Our foundation of modern physics is based on indusputable atomic properties. Truths.
So what is our foundation of modern marketing based on? What are the unshakable marketing truths which we formulate our campaign hypotheses and customer segmentations on?
1. Consumers look for enhanced well-being through the tangible or intangible value derived from consumption of a product or service. RIGHT.
2. Complete information is impossible. Consumers will never know all the product specifications, possible prices, and availabilities. It is also impossible to perfectly rationalize the information from other consumers of the product or service. RIGHT.
Are those the only ones?
I really think so. Consider the classical marketing assumptions are being broken down and invalidated:
1. Consumers trust the messages they read in marketing communications. WRONG.
2. Consumers can easily be convinced to purchase on price and emotional benefits alone. WRONG.
3. Marketing is meant to be one way: consumers receive information, consumers receive the product. WRONG.
You know the assumption being challenged that really makes life scary for marketers?
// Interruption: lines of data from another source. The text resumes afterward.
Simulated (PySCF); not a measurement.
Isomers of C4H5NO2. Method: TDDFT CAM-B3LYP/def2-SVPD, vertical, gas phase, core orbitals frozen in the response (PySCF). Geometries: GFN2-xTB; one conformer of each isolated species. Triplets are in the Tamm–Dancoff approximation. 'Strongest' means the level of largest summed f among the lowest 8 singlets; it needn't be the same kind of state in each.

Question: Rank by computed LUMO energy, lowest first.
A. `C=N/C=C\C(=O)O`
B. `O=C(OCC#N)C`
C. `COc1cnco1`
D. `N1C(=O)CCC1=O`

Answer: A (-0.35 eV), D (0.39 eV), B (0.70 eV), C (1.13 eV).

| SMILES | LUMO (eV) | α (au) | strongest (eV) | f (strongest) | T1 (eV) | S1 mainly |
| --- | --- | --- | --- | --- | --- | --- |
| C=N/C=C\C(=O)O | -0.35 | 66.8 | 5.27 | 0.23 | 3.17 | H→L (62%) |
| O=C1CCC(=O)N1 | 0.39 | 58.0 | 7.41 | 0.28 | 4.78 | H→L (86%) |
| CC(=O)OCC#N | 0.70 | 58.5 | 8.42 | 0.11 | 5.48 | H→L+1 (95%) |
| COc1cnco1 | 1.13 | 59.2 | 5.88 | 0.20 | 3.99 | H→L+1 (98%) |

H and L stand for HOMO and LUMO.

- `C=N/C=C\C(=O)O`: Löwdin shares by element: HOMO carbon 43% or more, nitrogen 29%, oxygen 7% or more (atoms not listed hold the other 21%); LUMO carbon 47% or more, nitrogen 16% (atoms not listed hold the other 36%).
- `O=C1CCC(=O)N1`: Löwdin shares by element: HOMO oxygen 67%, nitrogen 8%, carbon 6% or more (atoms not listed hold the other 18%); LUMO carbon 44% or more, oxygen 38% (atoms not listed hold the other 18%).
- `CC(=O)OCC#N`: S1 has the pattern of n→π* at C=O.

That consumers need to consume.
Our economy is based on production and consumption. For a while, it was a lot like the solar system. It was an architectural masterpiece in perfect orbital symmetry and cosmic balance.
Consumers behaved.
But consumers aren't behaving anymore.
The death of our solar system is predicted to occur in 6 billion years. The sun will burn out and become a white dwarf, losing mass and energy. Planets, including Earth, will no longer feel the gravitational pull to the sun and might be ripped out of orbit by the pull of stronger, larger astronomical bodies.
Sound familiar, marketers? It's hardly a Nostradamian prediction, we can already see our consumers walking away. Forget about consumers not listening, consider the impacts of consumers not buying.
(All pictures were taken from the Hubble space telescope. Check out the full album here)
Thursday, February 19, 2009
Orbital symmetry and marketing truths
Tuesday, January 13, 2009
What customers are really valuable?
At the request of Dave P, I’m trying to include internal links and use more pictures when I post. Rather than make a quip about how he needs pictures to learn or how the sheer text in this blog is actually good for our search engine results, I decided to go with it. Whatever, I like pictures too and as we remember, there was a blog post I wrote a while back that was entirely made of pictures.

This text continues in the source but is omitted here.